Hold statements in plain dictionaries, with no persistence.

The right choice for datasets that fit into memory, e.g. when processing an entity file on the command line.

Source code in nomenklatura/store/memory.py

class MemoryStore(Store[DS, SE]):
    """Hold statements in plain dictionaries, with no persistence.

    The right choice for datasets that fit into memory, e.g. when processing
    an entity file on the command line."""

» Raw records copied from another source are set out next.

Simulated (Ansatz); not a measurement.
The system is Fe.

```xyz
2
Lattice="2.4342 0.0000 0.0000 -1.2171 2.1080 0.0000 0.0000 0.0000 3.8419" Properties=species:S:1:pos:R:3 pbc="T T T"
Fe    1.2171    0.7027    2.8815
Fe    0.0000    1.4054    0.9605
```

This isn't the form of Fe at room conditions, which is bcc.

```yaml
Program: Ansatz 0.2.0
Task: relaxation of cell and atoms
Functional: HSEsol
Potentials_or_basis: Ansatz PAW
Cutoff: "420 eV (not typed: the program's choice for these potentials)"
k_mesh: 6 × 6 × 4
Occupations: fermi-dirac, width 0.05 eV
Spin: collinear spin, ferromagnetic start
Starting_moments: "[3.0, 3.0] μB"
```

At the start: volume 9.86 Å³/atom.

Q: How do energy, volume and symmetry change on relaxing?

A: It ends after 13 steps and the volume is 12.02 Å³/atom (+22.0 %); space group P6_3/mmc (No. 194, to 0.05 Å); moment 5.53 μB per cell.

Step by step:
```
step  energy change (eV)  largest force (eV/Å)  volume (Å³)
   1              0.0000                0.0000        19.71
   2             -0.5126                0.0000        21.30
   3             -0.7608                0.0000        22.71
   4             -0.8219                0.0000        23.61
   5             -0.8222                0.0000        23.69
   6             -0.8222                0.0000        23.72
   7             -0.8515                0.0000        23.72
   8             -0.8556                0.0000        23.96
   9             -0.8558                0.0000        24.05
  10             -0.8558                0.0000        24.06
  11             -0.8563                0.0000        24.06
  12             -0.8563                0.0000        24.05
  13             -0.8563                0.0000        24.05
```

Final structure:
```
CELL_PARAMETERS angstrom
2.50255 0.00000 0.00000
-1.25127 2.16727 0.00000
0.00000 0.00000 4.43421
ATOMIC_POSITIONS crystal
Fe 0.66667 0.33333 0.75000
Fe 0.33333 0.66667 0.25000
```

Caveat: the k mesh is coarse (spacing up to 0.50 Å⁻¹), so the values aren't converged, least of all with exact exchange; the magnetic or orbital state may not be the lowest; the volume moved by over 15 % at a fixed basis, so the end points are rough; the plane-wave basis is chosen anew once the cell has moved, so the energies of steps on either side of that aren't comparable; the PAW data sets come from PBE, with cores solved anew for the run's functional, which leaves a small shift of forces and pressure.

    def __init__(self, dataset: DS, linker: Linker[SE]):
        super().__init__(dataset, linker)
        self.stmts: Dict[str, Set[Statement]] = {}
        self.inverted: Dict[str, Set[str]] = {}
        self.entities: Dict[str, Set[str]] = {}

    def writer(self) -> Writer[DS, SE]:
        return MemoryWriter(self)

    def view(self, scope: DS, external: bool = False) -> View[DS, SE]:
        return MemoryView(self, scope, external=external)

`nomenklatura.store.sql.SQLStore`

Bases: Store[DS, SE]

Persist statements to a SQL database (SQLite or PostgreSQL).

Use this when a dataset is too large to hold in memory, or when several processes need to work with the same store.

Source code in nomenklatura/store/sql.py

class SQLStore(Store[DS, SE]):
    """Persist statements to a SQL database (SQLite or PostgreSQL).

    Use this when a dataset is too large to hold in memory, or when several
    processes need to work with the same store."""

    def __init__(
        self,
        dataset: DS,
        linker: Linker[SE],
        uri: str = settings.DB_URL,
    ):
        super().__init__(dataset, linker)
        self._uri = uri
        metadata = get_metadata()
        self.engine: Engine = get_engine(uri)
        self.table = make_statement_table(metadata)
        metadata.create_all(self.engine, tables=[self.table], checkfirst=True)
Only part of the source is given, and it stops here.